Brownstown Town Council approves lease of two trucks for police department



Two vehicles in the Brownstown Police Department’s fleet will soon have a new look.

During a meeting Monday night at the town hall, the Brownstown Town Council unanimously approved a two-year lease for two Dodge Ram trucks from Fletcher Chrysler Dodge Jeep Ram in Franklin.

Assistant Chief Joe Kelly said the first lease payment will be $30,490, and it’s due Jan. 15, 2021. The second payment will be the same amount due on the same date in 2022. Then the department will have an option to buy the trucks for $1.

The other quote was $36,102 from John Jones in Salem.

The council also agreed to let the police department use Signal 10 to upfit the trucks. Kelly said it would cost $3,530 to upfit the first truck with lights and sirens, but the second one would be $395 cheaper because they will utilize equipment out of a vehicle. John Jones’ quote was $4,600 for each vehicle, while Fletcher doesn’t do upfitting in-house, Kelly said.

Kelly planned to order the vehicles Tuesday, and he said they should be ready to go within 60 to 90 days, if not sooner.

“Our goal is to have a mixed fleet of SUVs and trucks,” Kelly said. “With this, we can see where the potential flaws will be of having trucks.”

Kelly said the Jackson County Sheriff’s Department has one truck, while other sheriff’s and municipal departments around the state are switching to trucks. One benefit is they are a few thousand dollars cheaper than the sport utility vehicles.

Brownstown’s plan is to see how the officers like the trucks and then determine what the future of the fleet looks like.

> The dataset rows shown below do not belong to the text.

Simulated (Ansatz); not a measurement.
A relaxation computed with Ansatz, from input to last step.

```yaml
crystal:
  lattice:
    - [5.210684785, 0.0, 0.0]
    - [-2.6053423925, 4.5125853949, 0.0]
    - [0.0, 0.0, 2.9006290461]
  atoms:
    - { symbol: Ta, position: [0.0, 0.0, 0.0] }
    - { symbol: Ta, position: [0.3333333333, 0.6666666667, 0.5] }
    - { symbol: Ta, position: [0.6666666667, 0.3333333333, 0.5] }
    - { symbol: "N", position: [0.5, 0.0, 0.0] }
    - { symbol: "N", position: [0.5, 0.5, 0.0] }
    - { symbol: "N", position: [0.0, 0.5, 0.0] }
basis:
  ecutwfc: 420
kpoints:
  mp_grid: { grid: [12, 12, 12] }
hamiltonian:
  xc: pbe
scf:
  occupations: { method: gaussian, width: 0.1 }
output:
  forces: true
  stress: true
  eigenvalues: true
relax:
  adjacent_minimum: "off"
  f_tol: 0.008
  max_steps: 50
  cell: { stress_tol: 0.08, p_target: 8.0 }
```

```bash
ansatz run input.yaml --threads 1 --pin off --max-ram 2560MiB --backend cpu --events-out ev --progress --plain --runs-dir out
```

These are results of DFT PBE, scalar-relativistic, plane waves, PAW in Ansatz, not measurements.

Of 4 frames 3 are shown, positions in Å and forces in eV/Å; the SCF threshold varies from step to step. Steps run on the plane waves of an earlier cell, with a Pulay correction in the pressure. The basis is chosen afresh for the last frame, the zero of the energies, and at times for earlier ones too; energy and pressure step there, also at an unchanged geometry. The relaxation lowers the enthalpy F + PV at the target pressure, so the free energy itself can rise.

Since the department received less-than-favorable offers for trading in its seven Ford Interceptors and Chevrolet Traverse, Kelly said he and Chief Tom Hanner are going to see about putting them up for sale.

“Our goal is to take whatever monies we get to pay toward new vehicles,” Kelly said. “That will help offset the lease costs in two years when we try to figure out ‘OK, do we want to do all trucks or do we want to do SUVs? Now, is there another vehicle on the market that’s the newest and greatest?’”

The discussion about police vehicles started with the department adding a ninth officer soon but not having a vehicle for that person. A pool car is needed, too.

During the previous two council meetings, Hanner and Kelly discussed various options, including buying a used police vehicle and upfitting it, trading in the current vehicles for a mix of trucks and SUVs or going with all trucks or all SUVs.

After considering all options, the police department and council agreed to lease the trucks for two years and see how officers feel about them.

“The other thought process is try to start staggering some of our cars so we’re not trying to do our whole fleet all at once with the understanding that we know we’ve got cars that are aging that will need to be replaced in the future,” council President Gregg Goshorn said.

The final lease payment on the current vehicles will be made this spring, and then the town owns them.

“Next year, we’ll be able to pay $1 to get rid of the vehicles we choose to retain, and then this would match closely to what our budget had been for vehicles,” Goshorn said.

Knowing the time Kelly and Hanner put into the vehicle situation, the council members expressed their appreciation.

“Thank you,” Goshorn said to Kelly and Hanner. “It was a lot of work, and we appreciate the time you put into this.”